We, of course, were wrong from the outset, having figured that Lay might walk and Skilling would be nicked, but what did we know. As the trial wore on, (and we only followed it sporadically, as it continued to tax our meager attention span), it became apparent that the government just had almost too much material to work with. We realized the butt-fucking jokes were imminent when one of the defense lawyers thundered at one of the prosecutors: “Don't come to Houston, Texas, and lie to us."

Yes, we didn’t need these slick out-of-towners coming down here and befogging the locals with their lies and fabrications. But the jury proved reasonable and astute, reconfirming our sometimes shaky faith in the common sense of the American middle-class, just as the jury that refused the government’s demand for the execution of the hapless Moussaoui did.

A few weeks ago the Chronicle columnist Loren Steffy, killing time while awaiting the trial’s conclusion, wrote of the Enron parallels to be found in the corpus of American fiction. One Steffy reader reached back and suggested The Confidence Man, perhaps the most perceptive and difficult novel by our most perceptive and difficult novelist, while Steffy invoked The Great Gatsby, which seems to be a misreading of Gatsby’s motivation (or perhaps our view of the book has been forever colored by the Robert Redford movie).

But that’s OK, as Steffy, as far as we know, was the first commentator type to offer what now seems to be the obvious description of Lay as Nixonian (a comparison that had crossed our mind about Lay during a news conference he staged back in the mid-’90s while campaigning for the public funding of what would become Enron Field----maybe it was the way all that barely suppressed anger seemed to center in the lower jaw, or, more superficially, the 5 o’clock shadow he had at 2 o’clock; nonetheless, we were working at the time to corral our reflexive habits of mind and quickly expunged the comparison from our files).

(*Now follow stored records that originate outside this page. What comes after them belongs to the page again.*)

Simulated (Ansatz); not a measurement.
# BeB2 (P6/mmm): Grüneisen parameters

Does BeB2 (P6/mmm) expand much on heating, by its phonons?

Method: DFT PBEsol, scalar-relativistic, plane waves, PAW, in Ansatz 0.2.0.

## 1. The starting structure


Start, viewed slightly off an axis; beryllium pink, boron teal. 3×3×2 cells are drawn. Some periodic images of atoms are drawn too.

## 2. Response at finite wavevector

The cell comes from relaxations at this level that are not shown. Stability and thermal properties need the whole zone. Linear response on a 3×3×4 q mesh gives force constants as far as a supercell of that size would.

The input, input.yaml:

Our choice would be A Cool Million by the brutally sardonic hotel clerk Nathanael West, with Enron investors and employees and the media as the innocent Lemuel Pitkin, he of the unshakeable belief in his own goodness and faith in God’s design, who winds up shorn of teeth, an eye, a thumb, is dismembered, shot through the heart, etc.

Or maybe Lay is Pitkin.

Having been written in 1936, the book contains not even a veiled suggestion of homosexual rape (that we can remember).